‘Power on virtual machine’ shows Completed, however the server never gets passed ‘Starting’ on the VMWare BIOS splash screen.
Initial Troubleshooting Steps:
1) I tried powering off/on the guest to no avail
2) I tried restarting the ccagent process on the host but that did not help in my case. However this may be worth trying in your case.
a) Connect to the ESX hosts Service Console via Putty
b) input the command to find the ccagent process: ps -ef | grep ccagent
c) determine the PPID or root PID of ccagent and type “kill -9 PPID” in order to kill the process, the process will automatically restart.
Cause:
I worked on this case with VMWare support and we reviewed the properties of the Guest and discovered there were about 8 RDM LUN mappings which were in a ‘dead’ status and were mysteriously attached to the guest (click ‘Manage Path’s’ to see the ‘dead’ status). These inaccessible RDM mappings were preventing the Guest from booting.
How did these erroneous RDM mappings get there? Well, according to VMWare support they have to be manually added by someone, but I dont think anyone on the IT staff did that. The only possibility I can think of is the RDM’s were as a result of some NetApp SnapManager for Exchange issues that the customer had been experiencing. SME mounts SnapShots when it does it’s verification process, if this process fails the SnapShots are often ‘stuck’. I mentioned this to VMWare support and they said this type of thing would only be attached at the host level and not the guest level so it is a mystery how these RDM mappings got there.
Resolution:
1) I clicked ‘Manage Path’s’ to determine which RDM mappings had a status of ‘dead’
2) Take screenshot of each RDM LUN Path before removing it
3) I removed only the RDM mappings that showed as ‘dead’
4) Virtual Machine automatically proceeded through the VMWare BIOS / POST Screen
Thank you very much. you have saved my day
Thanks for this post.
Regards
Just thank you, a lot!
It’s just saved my maintenance windows!
Was a LUN removed from the storage, and someone forgot to remove from VM.
Ty!
100 points for this post making it really easy to spot this issue. All by removing the dead RDM mappings.
Had exactly this problem today, a mysterious RDM appeared and halted a server boot. Removed it as described and problem solved.

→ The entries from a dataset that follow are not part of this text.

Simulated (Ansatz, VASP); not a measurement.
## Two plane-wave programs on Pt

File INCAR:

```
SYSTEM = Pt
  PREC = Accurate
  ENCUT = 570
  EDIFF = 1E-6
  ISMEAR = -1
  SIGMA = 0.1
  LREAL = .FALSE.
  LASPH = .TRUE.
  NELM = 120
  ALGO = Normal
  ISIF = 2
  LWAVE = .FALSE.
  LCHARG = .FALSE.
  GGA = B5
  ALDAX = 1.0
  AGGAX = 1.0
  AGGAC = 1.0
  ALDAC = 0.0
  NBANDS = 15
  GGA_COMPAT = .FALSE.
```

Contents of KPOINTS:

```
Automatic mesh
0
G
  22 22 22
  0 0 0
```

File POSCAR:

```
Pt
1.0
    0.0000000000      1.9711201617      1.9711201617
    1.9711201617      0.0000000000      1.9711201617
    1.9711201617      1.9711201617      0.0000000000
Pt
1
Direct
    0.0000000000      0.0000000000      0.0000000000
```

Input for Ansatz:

Thanks for the fix. Saved my bacon…
That solved it for me too. Thank you for this post!
Thanks for this post.
It helped me with a server which after a patching restart won’t start again.
I checked the “Hard Disk” items and found exactly the same conditions explained.
After I applied the recommendation, server booted up successfully.
Thanks again.
Thanks for the post. This helped with a backup crash we had which left multiple raw lun mappings.